SB 229 diminishes student safety

It’s hard for me to politely discuss the fact that the Indiana House passed a bill — by a margin of 74-24, no less — allowing people to keep guns in cars on school property.
All I can say is no. Indiana Senate Bill 229 is wrong.

People should not be allowed to have guns on school property. They shouldn’t be allowed to bring them into the school, and they shouldn’t be allowed to keep them on school grounds, whether or not they’re locked up — apparently safely — in someone’s car.

A 2006 study found a considerable portion of adult gun owners with minors in their homes do not safely store their firearms. Trusting these same adults to safely store their guns in their cars seems like a bit of a reach.

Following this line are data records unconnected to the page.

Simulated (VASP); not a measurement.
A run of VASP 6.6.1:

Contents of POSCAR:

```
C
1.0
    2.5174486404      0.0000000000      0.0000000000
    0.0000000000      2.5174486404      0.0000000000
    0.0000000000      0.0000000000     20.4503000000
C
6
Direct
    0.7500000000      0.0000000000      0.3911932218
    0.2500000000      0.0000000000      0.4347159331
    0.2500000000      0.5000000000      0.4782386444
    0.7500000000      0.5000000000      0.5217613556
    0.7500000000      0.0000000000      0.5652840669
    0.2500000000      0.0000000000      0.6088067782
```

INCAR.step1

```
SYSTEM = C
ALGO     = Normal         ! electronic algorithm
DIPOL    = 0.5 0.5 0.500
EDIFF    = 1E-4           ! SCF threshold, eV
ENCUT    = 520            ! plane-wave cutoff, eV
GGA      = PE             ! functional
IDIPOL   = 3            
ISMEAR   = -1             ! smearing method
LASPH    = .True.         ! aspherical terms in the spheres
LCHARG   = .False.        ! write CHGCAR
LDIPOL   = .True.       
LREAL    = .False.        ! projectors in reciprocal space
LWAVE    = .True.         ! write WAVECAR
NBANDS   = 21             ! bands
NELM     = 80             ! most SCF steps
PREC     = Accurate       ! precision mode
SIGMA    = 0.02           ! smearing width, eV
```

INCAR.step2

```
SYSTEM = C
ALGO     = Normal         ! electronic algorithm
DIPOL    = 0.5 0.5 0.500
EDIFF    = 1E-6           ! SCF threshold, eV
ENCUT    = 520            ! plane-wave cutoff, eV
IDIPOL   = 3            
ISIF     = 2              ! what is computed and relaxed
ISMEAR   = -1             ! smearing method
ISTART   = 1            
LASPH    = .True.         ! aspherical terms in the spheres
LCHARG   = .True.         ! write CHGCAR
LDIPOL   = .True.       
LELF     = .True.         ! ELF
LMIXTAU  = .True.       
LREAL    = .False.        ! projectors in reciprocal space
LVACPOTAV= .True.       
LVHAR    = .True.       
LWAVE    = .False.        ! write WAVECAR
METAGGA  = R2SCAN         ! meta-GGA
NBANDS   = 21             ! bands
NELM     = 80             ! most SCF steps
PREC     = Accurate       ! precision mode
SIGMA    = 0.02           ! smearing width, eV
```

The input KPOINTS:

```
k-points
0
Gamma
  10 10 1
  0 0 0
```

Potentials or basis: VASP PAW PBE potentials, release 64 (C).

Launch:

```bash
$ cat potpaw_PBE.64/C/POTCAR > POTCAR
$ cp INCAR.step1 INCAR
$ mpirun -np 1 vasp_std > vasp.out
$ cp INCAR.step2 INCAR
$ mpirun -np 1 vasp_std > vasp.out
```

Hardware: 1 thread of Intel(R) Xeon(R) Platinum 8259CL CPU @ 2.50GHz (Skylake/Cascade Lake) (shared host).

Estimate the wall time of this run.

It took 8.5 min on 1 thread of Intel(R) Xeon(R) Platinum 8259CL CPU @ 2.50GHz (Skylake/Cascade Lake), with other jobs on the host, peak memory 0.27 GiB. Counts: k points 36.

Advocates of SB 229 say parents should not face the possibility of committing a felony by dropping off their kids at school or attending school functions while a gun is in their car.

The answer is painfully obvious.

Don’t put your gun in your car when you take your kids to school. Or simply, don’t keep your gun in your car.

There shouldn’t be a law designed specifically for parents too lazy to remove a deadly firearm from their vehicle before they’re going to be near a school. That’s like creating a law that makes it legal for minors to drive with open alcohol containers as long as they stay in the backseat. You’re not solving any problems, you’re just giving people the opportunity to make excuses. 

Supporters of the bill also say it continues to prohibit students from keeping firearms in their cars. That is, unless the student has permission from the principal and is a member of a school gun club.

Maybe I just didn’t grow up in the right school district, but somebody please tell me if your public school had a gun club. I guess I was too busy with show choir to participate in gun club.

More likely, my school administration wasn’t idiotic enough to allow an
organized student gun club. If parents or guardians wish to teach their children proper gun handling, safety and technique outside of an educational environment, that is a parental right I would never dream to squander.

But there’s no reason an adult needs to bring that same gun to school and leave it in their car.

Not when in 2011, 5 percent of high school students carried a gun on school grounds and 7 percent were threatened or injured by some sort of weapon. There’s absolutely no reason to raise those odds.

Indiana students deserve the right to feel safe. Safety is in no way, shape or form the chance of a gun in any number of cars in a school parking lot.